Kenya’s Trade and Industry Minister Mukhisa Kituyi has said the government was uncomfortable with Lafarge’s dominance in the domestic cement and that it wanted more competition. Lafarge currently owns 73 per cent of the market leader in Kenya, Bamburi Cement , and 15 percent of Athi River Mining. Through Bamburi, Lafarge also owns about 42 per cent of East African Portland Cement (EAPCC) .
At present, the government is the majority shareholder in EAPCC, holding a 25 per cent stake and another 27 per cent by proxy, through the state-owned National Social Security Fund.
Kenyan government officials apparently met representatives of Lafarge on Thursday to discuss the firm’s stakes in the country’s booming cement sector, officials said.
Local analysts have suggested the best way out of the situation would be for both the government and Lafarge to sell their stakes to a strategic partner to create an independent competitor.

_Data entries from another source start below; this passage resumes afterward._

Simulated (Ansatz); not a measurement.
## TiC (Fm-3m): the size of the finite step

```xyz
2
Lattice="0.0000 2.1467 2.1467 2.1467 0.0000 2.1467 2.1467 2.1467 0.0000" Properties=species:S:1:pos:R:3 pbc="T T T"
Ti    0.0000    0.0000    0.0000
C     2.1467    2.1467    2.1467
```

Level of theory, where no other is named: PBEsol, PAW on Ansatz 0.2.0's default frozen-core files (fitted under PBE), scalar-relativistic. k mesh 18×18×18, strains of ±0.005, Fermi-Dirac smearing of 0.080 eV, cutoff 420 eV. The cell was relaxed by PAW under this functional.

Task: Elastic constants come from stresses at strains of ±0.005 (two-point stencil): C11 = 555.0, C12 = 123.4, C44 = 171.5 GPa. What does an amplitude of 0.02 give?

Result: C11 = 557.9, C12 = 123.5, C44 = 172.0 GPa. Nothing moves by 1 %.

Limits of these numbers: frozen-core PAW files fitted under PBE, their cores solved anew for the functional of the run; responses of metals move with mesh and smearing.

"The government shouldn’t be in the cement business, (on the other hand) Lafarge would also like to buy Portland, but that would create a near monopoly situation," economic analyst Robert Shaw said.
Bamburi has apparently been linked to the recent dismissal of EAPC chief executive (see earlier reports) reportedly citing that it was unhappy with EAPC’s aggressive expansion plans for south Sudan and Rwanda.